Efforts to keep stadium lights out of a new western Howard County park got a significant boost yesterday when County Councilman Allan H. Kittleman filed an amendment to remove funding for lights from the proposed county budget.
Kittleman, a Republican whose district includes the Western Regional Park site, said he received hundreds of e-mails and held meetings with residents on both sides of the issue before siding with the anti-lights group.
"There are many people in my district who are upset and probably an equal number that think I did the right thing," Kittleman said. "I'm just not convinced right now that the demand [for fields] requires the lights."

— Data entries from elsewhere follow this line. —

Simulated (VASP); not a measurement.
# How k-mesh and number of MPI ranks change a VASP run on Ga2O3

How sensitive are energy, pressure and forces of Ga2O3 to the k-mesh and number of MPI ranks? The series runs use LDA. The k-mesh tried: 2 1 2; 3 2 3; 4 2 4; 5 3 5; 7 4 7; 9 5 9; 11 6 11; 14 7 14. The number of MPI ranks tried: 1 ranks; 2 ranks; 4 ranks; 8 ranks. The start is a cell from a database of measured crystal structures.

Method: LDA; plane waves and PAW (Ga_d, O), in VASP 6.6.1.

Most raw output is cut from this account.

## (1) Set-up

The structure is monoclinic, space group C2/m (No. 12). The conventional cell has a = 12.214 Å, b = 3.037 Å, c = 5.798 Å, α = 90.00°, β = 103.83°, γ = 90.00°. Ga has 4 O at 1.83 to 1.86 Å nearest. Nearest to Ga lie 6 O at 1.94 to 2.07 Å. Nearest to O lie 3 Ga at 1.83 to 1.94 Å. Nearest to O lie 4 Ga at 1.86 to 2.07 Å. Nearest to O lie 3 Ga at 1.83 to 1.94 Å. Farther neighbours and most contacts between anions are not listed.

The County Council will vote on the budget tomorrow. Three votes are needed for the amendment to pass.
Residents have been divided over lighting since the county's Department of Recreation and Parks requested $3.2 million for lights on five fields set to open next spring, artificial turf on two fields and other construction costs.
Five more fields are planned without lights.
The Department of Recreation and Parks, backed by athletes, parents and others, says the extended playing time is needed as popular sports programs struggle to find space to play.
`Not enough fields'
"The youth sports groups are really concerned with the growth in this area," said Jack Milani, a Glenwood Springs pub owner who is treasurer for Howard County's youth lacrosse program.
"The bottom line is, there's just not enough fields," Milani said.
"I just think that [Kittleman is] letting 35 to 40 residents right around the park persuade him when there are thousands of people involved in the sports program who really want it," said David Gould of Ellicott City, president of the Soccer Association of Western Howard County.
He also said that the lights would allow parents to watch their children a little later in the evening, particulalry when it gets dark about 5 p.m. in the fall.
But many residents near the park have opposed the intrusion of light and noise on what they say are quiet country nights. They say they fear that traffic, late-night loitering and crime will accompany the evening games.
At a meeting between Kittleman and lights opponents Friday evening, many people complained that little was known about the effects of the project on an area with several farms, no shoulders on the roads and one traffic signal.
Some opponents are also concerned that the site can't handle water and waste-removal for the planned 200,000 visitors each year, particularly because residents say a nearby shopping center is unable to rent space to restaurants because of its low septic system capacity.
"We don't have the infrastructure out here that you need to have in place before you can add all these amenities," said Joan M. Becker, a real estate lawyer who lives on a horse farm near the park.
Gary J. Arthur, director of the Department of Recreation and Parks, said the Health Department tested the area and approved the site plan, and that the county is not required to do a traffic study for its project.
In an e-mail to his constituents Tuesday, Kittleman said possible adverse effects on the community outweighed the benefits of lights and that it would not be fiscally responsible to spend $780,000 on something that is not necessary.
He said sports leagues would still benefit from 10 new fields in the park and from fields at schools being built in the area.
He also addressed two areas that have been sticking points in the debate: adults' use of the fields and artificial turf.
Arthur has said that his department has a policy of giving children and adults equal time on fields. Lights would allow adults to use the fields at night and give more daylight hours to youth groups.
Kittleman said he hopes that policy might be changed at Western Regional Park, particularly if it could take young people from other areas and give adults time on lighted fields at Centennial, Cedar Lane and Rockburn Branch Parks.
Arthur has also said it would not be cost-effective to have artificial turf without the extended hours allowed by lights.
"I'm still fully in support of having the artificial turf stay in," Kittleman said.
But yesterday Arthur said, "I wouldn't support that because it isn't the most efficient use of artificial turf. ... We could utilize that money in some other locale that has lights to maximize the expenditure."
While people who opposed the lights were happy about Kittleman's decision, many were talking to other council members to gather the two additional votes, said Bruce C. Bereano, a lobbyist hired by the groups opposing the lights.
He said opponents intend to make their case right up to the council vote.